Former Anne Arundel County Councilman Daryl Jones is asking the state’s highest court to return him to office.

Jones Asks Appeals Court To Reinstate His County Council Seat

The Maryland Court of Appeals is considering a petition by ousted Anne Arundel County Councilman Daryl Jones to return him to his District 1 seat.  The Appeals Court heard oral arguments regarding the petition Monday.

"I am pleased the court has taken the matter up," Jones said. "I am sure they will render a decision that is devoid of politics."

Jones' pleaded guilty in August 2011 to one misdemeanor count of failure to file a tax return. The plea was part of a deal with Maryland's U.S. attorney's office, which discovered that Jones owed more than $100,000 in back taxes from 2002 to 2006.

In January, County Council removed Jones from office a few days before he started serving a five-month sentence in a federal prison in South Carolina, saying his incarceration violated the county charter's residency requirement.

Jones sued, but a Circuit Court judge sided with Anne Arundel County. He then appealed the decision.

The case centered around three main themes: How the County Charter defines residency, whether Jones' was legally removed from office and whether Jones can legally ask for reinstatement.


County Council interpreted its charter's residency requirement as "actually living within the district"—a requirement that Jones' broke when he began serving his prison sentence.

"If you all you do is hold your domicile in the district and you live elsewhere for all practical purposes, you have not met that standard," county attorney David Plymyer said. "This was not a vacation; this was not an illness; this was an absence due to incarceration."

The county argued that the extended absence of one member would harm the work of County Council because its six remaining members could find themselves repeatedly deadlocked on legislation.

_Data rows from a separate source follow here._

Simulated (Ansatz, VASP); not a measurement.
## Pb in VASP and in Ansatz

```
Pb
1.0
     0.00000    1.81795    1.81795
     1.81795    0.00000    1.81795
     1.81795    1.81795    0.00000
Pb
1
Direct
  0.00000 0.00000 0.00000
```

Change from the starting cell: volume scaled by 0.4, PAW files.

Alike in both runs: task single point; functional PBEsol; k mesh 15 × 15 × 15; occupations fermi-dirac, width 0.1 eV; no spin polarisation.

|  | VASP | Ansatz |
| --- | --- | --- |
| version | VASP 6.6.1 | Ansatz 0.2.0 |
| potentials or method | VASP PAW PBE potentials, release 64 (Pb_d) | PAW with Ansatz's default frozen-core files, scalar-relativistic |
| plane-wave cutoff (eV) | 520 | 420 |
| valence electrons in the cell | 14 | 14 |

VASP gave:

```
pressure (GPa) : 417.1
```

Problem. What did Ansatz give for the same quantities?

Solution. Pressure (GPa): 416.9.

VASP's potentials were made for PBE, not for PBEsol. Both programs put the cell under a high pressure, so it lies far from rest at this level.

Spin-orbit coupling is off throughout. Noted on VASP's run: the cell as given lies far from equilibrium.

"He wasn't available as a consequence of his own misconduct to do his job," Plymyer said.

Jones' and his attorney Linda Schuett disagreed.

“Its interpretation files in the face of case-law which has established for over 100 years that a residency requirement for political office means that the elected official must be ‘domiciled’ in the district he represents,” according to Jones' petition.

Schuett argued that state lawmakers often spend one or more nights away from their districts, and that even the recent amendment to the county's charter requires an absence of more than six months.

Removal From Office

If the court defines residency as a domicile, then Jones' was illegally removed from office, Schuett said.

She referenced November's election as evidence, saying that the passage of a charter amendment establishing guidelines from removing a council member from office proved that the council had no prior legal framework.

Plymyer disagreed, saying the charter amendment wasn't necessary because council has always had such rights under Maryland's Express Powers Act.

The act gives county governments the right to act in a manner that it deems appropriate.

Jones' written petition to the court argued that, “Under the trial court’s determination, the County Council would have the power to remove one of its elected officials for any number of mundane events, such as the failure to obey a traffic signal."

Clean Hands

The final argument made by the county is that even if Jones' was illegally removed from office, he cannot seek damages or reinstatement because he would be profiting off of a bad act. This is known as the clean hands doctrine.

The county argued that Jones knew about his criminal investigation in the spring 2010 but chose to keep it from voters.

"It seems an understatement to say that there was a 'substantial and significant' possibility that the plaintiff would have lost the election and this case never would have been filed if the plaintiff had chosen not to deceive the voters," according to the county's court documents. "For the court to allow the plaintiff to use the judicial process to preserve the benefit of his own wrongdoing would violate the core purpose of the clean hands doctrine."

Schuett responded by stating that while Jones knew of the investigation, the plea agreement was not finalized until August 2011 and even then he was not sure he would serve a prison sentence.

She also argued that clean hands can only be applied to the direct act being challenged. The county isn't claiming that Jones' attempted to impede or influence the vote to remove him from office.


The seven-member judicial panel seemed hesitant about reinstating Jones several months after Severn resident Peter Smith (D-District 1) replaced him.

"Removal could have many remedies, one of which could be damages," Judge Lynne Battaglia said. "The law doesn’t necessarily say one remedy is that remedy."

One idea floated during the hearing was reinstating Jones' salary and health benefits until the end of his 2014 term.

Schuett argued for full reinstatement.

"If the original declaration is invalid, there really is no vacancy at all," Schuett said. "There is no valid placeholder."